If you agree, please make sure the idea emerges during the upcoming Center City 2020 Plan process. After all, it was a remark at a Center City 2010 public workshop by the late Dave Ritch – picked up and championed by then-City Council member Lynn Wheeler among others – that led to the uncapping of Little Sugar Creek and the greenway along Kings Drive. Ideas with champions really do make a difference sometimes.
Uptown thinking, Part 1 is yesterday's item (link) about Rome, the Pantheon, and Charlotte.
Monday, July 06, 2009
Recreating Rome in uptown Charlotte
This month's Civic By Design discussion will be an exercise in imagining how to enliven a dead zone. Last summer, the zone was the intersection of Kings Drive and Morehead Street. This month is the "seas of asphalt of our Center City around West Trade Street, Fourth Street, and Graham Street." Click here for a Google maps/street view – and you'll see why it's an appropriate spot to re-imagine.
Saturday, July 04, 2009
A farmer considers freedom
I wasn't planning to write anything today – holiday and all, plus I wrote a column earlier on Beazer Homes – but my farmer friend Maria Fisher of Fisher Farms (the BEST tomatoes at the Charlotte Regional Farmers Market) wrote a sparkling and moving essay about freedom and honor and stewardship of the land that is worth sharing. Happy Independence Day to all:
On the forth the blackberries are ripe, the tomatoes start to come in and for a day we go to the local fair and spend more money than I want to on short rides and sickening food.

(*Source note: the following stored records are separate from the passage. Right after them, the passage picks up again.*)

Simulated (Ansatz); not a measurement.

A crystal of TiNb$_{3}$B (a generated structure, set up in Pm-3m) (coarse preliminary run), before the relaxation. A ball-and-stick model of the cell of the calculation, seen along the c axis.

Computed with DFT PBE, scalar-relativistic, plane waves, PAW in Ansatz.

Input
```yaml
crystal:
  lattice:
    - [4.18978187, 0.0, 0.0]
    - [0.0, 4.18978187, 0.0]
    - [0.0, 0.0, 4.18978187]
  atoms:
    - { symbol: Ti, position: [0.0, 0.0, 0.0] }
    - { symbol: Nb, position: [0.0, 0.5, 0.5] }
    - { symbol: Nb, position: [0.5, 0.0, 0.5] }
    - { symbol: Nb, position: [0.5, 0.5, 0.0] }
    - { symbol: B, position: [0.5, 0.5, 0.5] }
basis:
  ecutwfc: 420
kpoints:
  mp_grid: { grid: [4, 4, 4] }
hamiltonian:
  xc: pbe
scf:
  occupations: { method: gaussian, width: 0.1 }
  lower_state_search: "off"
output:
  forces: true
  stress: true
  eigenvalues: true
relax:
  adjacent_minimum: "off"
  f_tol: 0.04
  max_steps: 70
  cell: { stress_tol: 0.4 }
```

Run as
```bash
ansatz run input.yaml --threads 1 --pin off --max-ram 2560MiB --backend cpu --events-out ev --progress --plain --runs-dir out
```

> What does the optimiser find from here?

September 12th, 2001 I went to the local t-shirt place and begged them for a flag - they were sold out and did not want to give me the one they had promised to someone else. I cried. I had lost a client in the Pentagon and was so sad that I had not taken time before to honor our country and that I had never said a proper thank you to a servicemen. They sold me the flag.
When I was teaching I had it hanging in my classroom. It is a HUGE flag. I have no place to hang it on my house - I have a little house. I will probably give it to my neighbor - she has a pole to hang it on. I will like to look at it while I am harvesting tomatoes.
We are funny about our country - no one is going to tell us what to do - we have to figure it out, figure it out, figure it out again. We have the right to PURSUE happiness - obviously, it is trite to remind anyone that we are not ENTITLED to it. We have an amazing government that most of us completely neglect at the local level and when things get out of hand - we still have the right to try to correct it and figure it out once again.
I heard the son of a farmer from another country tell me in person about their large production and how after 20 years of large production, crops went down. There was no cure and now today - there are not even birds and the land is used up. He was in his fifties when he told me this. Silent springs for the last 15 years. We as farmers, as caretakers of the land, working as much as anyone else, trying to "make it" - still need to be mindful that for all the freedom we are granted to pursue our happiness, that we are not entitled to it and that the land requires good care regardless and foremost before all else. If we as a nation continue to devalue each other and are left devaluing others - care of the land will most likely fall to the wayside and we will create silent springs. Bottom line.
Pursue wisely. Value now. Remember to THINK. OK - no more soap box - go find some fair and try not to eat too much. Happy Independence Day.
Thursday, July 02, 2009
West Va. an environmental leader?
At least, that's what I'm hearing. The state of West Virginia has adopted a set of Smart Growth-oriented storm water rules. Here's a link.
Lynn Richards of the EPA's Office of Policy, Economics, and Innovation Smart Growth Program said in an e-mail that was forwarded to me, "This is really big news!"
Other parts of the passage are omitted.